Then one morning the inevitable happened. I looked over and thought, “That wire certainly looks thicker than usual.” When I got closer I discovered the reason—a black racer had wound itself around it, and was already halfway through the window.
I grabbed a broom and smacked at the window, hoping that would scare the snake back outside. It worked the opposite way. The snake’s slow slither through the opening turned into a swift swish all the way inside, dropping with a thud on the floor. Yikes! Now I had a snake in my house. I was not going to leave it. If I lost track of it, I knew I would never sleep again with a snake somewhere inside, especially one that had shown a proclivity for climbing. I could just imagine it wound around the posts at the head of my iron bed while I slept.
Luckily the boys were home that day. They ran to get the things I called for while I kept an eye on the unwelcome visitor. Together we did our best to scare that snake out the door with brooms and mops and anything else we could find. It kept curling into a ball or hiding under a chair. At one point, the thought crossed my mind to try sucking it up in the vacuum—at least the hose would be a perfect fit!
I came to my senses before that thought became a spoken idea, and told them to bring a box. Lucas found one and put the box on the floor, open side toward the snake, while I swept it with the broom. Every time it neared the box, it flattened itself and slid underneath it instead of going inside. We tried several times, but finally my nerves were shot. I was through trying to be nice to this one of God’s creatures.
Once more I sent the boys on an errand. When they returned, I stood on a chair, loaded the proffered .22 pistol with rat shot so I wouldn’t blow a hole in either the floor or the wall (normally I use a shotgun with a much heavier load) and shot that snake where he lay. I gave him his chance and he blew it. He was not going to use my house as his own private playground.

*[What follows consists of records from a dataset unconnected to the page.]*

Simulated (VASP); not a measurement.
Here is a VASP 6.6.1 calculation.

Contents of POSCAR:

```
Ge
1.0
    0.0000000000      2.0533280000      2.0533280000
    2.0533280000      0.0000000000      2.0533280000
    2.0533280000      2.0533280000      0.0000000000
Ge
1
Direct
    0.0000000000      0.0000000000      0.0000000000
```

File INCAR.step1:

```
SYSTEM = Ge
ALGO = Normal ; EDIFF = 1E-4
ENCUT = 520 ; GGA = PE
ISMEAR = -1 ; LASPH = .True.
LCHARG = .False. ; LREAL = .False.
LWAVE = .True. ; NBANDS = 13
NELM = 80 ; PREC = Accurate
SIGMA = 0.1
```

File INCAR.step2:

All that for a literal snake, while we had voluntarily let loose an electronic snake in our home. When we chose to go to the expense of installing that other kind of snake, it was with a purpose—we were seldom able to watch our teams play; this was the only way and the cheapest in the long run. But our boys knew that it was not there for indiscriminate watching. More than once we uttered that mean word, “No.” More than once we turned it off and said, “Never again,” for a particular show. We even limited their hours of “good” show time. We did not want to be responsible for creating illiterate, overweight, glassy-eyed couch potatoes.
The first professional television drama began on September 11, 1928, “The Queen’s Messenger,” and broadcast television has come a long way from those innocent days. Calling it a snake is an apt metaphor, especially when you remember the first appearance of a snake in the Bible.
Not everyone is careful with that snake in their homes. Not only do they let it sit in the corner unmonitored, but many even let it baby-sit their children. It feeds their minds and their hearts for hours every day. It teaches them that sin is acceptable, and that anyone who thinks otherwise is either hateful or crazy. It inures them to foul language and crude comments. It teaches children—and adults--to take pleasure watching the sins of others, to admire those sinners and want to emulate them, right down to the clothes they wear. It tells them that nothing is sacred, except the right to do anything they please without censure.
Some people do keep snakes as pets, but they learn how to handle them, and know better than to let them loose unattended. If you are going to keep an electronic snake in your home, remember to keep a close eye on it, and never let it teach your children. Abdicating your responsibility as parents is aiding and abetting the enemy.
For I have told [Eli] that I will judge his house forever, for the iniquity which he knew, because his sons did bring a curse upon themselves, and he restrained them not, 1 Sam 3:13.